It’s always been a dream of mine to hike the entire Appalachian Trail. It’s a hiking trail that starts in North Georgia and ends in Maine. It’s more than 2,200 miles long and one of the longest hiking trails in the world. So, a few years ago I decided I was going to do it a section at a time. I calculated that if I hike two weeks a year, I can finish it in 20 years. A couple of weeks ago, I completed another section of the trail so, slowly but surely, I’ll have done the entire hike by the time I am 74.
To a lot of people, hiking for thousands of miles through the wilderness seems like a daunting, even dangerous challenge, but technology and the internet have made it so easy to know what to expect before you go. I even have an app on my phone that not only shows me the map of the trail, but it lets hikers leave comments and tips for other hikers. It has information about everything, from where to get water to where the best tent sites are. It’s amazing to stop and think about the amount of knowledge and experience I can glean from hikers who have gone before me and just by logging in to an app on my phone.
In the modern age we have an incredible amount of information about almost anything available to us at any time. If there’s any skill you want to learn or goal you want to accomplish, someone has written a blog about it or created a video on Youtube about how to get started. Even if you’re just looking for a new place to eat, you can go on Yelp and know exactly where to go without having to try everything yourself.

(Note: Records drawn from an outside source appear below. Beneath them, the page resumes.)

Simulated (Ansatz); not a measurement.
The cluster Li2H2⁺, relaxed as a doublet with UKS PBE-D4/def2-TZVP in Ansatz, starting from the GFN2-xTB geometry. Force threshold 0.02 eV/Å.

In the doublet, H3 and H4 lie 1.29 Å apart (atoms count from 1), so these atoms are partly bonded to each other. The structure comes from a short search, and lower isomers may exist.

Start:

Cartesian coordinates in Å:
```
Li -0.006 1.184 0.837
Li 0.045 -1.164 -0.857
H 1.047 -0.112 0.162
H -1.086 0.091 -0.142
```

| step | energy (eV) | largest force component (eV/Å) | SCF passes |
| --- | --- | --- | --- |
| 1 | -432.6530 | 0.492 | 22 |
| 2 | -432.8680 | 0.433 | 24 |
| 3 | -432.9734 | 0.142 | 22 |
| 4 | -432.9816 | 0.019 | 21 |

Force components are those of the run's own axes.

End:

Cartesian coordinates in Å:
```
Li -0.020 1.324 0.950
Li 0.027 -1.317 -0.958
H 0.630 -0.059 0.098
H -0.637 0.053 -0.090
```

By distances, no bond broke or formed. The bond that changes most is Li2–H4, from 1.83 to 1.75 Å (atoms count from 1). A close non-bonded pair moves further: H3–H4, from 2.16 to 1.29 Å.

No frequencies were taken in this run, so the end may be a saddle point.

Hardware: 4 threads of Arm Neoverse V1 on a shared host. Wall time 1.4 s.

When it comes to life’s most important decisions though, it’s not always that easy. If you’re in a new season of life, whether it’s starting college, having a baby or becoming empty nesters, it’s harder to figure out the best way to handle it. And just knowing what is coming in the next season doesn’t guarantee you’re going to do well. The biggest mistake would be trying to go through those seasons alone. When we’re faced with challenges, it might feel like our situation is so unique that we have to figure things out on our own. But truthfully, there’s really not as much mystery to our lives as we like to think. Whatever new season you’re about to move through, someone has experienced it. That’s why it so important to seek out and nurture relationships with people who have not only been there before, but can be trusted to give wise council.
In the Old Testament, King Solomon was known as the wisest man alive, yet throughout the book of Proverbs he stresses the importance of asking for help. In Proverbs 15:22 he wrote “Plans fail for lack of counsel, but with many advisers they succeed.” Even the wisest man knew that he couldn’t do everything on his own and that he needed council from others. I think most of us can attest to this in our own lives. There has probably been a time when you made a big decision without asking someone else’s advice. Maybe it was because of pride or ego, but it might have also been because you knew what the answer would be if we asked and it wasn’t the answer you wanted to hear.
Later on in Proverbs 26:12 Solomon puts it in even stronger terms. “Do you see a person wise in their own eyes? There is more hope for a fool than for them.” It’s a humbling statement, but should also give you hope, especially if you feel like you’re ill-equipped for life’s tougher challenges. It matters less how smart or knowledgeable you are. What’s more important is being humble enough to seek out advice from those who have been there before.
We don’t have to know all the answers or find out what they are on their own. We can learn from each other and realize that no matter where you are in life, there is someone who has been there too.